Who had a great 2012? We take a look at five of the biggest Canadian news winners of the year.
1. Quebec Student Movement
Photo: Quebec student protests paralyzed the province for most of the spring and summer. (AP photo)
When students at several of Quebec’s largest universities first went on strike to protest against the provincial government’s plan for a sharp rise in tuition fees, it seemed unlikely that the movement could succeed.
The province’s Liberal government was heading into election season, and many thought then-premier Jean Charest could use the crisis to his advantage.
With a corruption inquiry looming, Charest was in desperate need of something with which to distract the electorate. With public opinion firmly in favour of the tuition hike, it looked like the Liberals might be able to use the student unrest as a wedge issue to help win another term.
The fact students in Quebec already paid the lowest tuition in the country wasn’t hurting Charest’s chances either.
But then the government passed Bill 78, legislation that severely curtailed the right to protest.
Opinion quickly turned against the law, and the protests began to take on a different character. The demonstrations were no longer just about tuition.
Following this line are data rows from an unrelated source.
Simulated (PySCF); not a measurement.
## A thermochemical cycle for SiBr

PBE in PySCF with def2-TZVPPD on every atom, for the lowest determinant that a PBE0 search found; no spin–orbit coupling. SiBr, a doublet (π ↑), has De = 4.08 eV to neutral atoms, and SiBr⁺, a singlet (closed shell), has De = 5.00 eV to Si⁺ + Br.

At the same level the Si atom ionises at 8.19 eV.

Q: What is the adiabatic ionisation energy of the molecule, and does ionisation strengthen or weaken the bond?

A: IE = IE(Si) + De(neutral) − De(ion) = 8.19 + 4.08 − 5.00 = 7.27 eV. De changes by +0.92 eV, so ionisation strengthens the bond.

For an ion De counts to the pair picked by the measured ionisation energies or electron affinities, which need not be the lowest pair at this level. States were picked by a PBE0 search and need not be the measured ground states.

Quebecers young and old took to the streets to bang pots and pans in solidarity with the students and their ideals. Social issues, economic justice and the environment were now part of the conversation.
After a series of failures by the province to reach an agreement with the student unions, it became clear that the election would ultimately settle the dispute.
On the night of Sept. 4, Pauline Marois and her Parti Québécois won the right to form a minority government.
In a stunning victory for the student movement, the tuition hike was cancelled at the government’s first cabinet meeting.
The students succeeded where so many thought they would fail and helped bring down Charest in the process.
And their victory did not stop there.
The PQ has effectively put an end to the asbestos industry in the province, will shut down the province’s sole nuclear plant and has placed a moratorium on fracking for shale gas, all issues important to the movement.
In a recent interview, Gabriel Nadeau-Dubois, one of the student movement’s most visible figures, told HuffPost that, while he is pleased with the direction the government is taking, the PQ is doing so only because of popular pressure.
And that may be the student movement’s greatest victory: reminding all Canadians that our elected officials must be held to account, not only at the ballot box, but in the streets.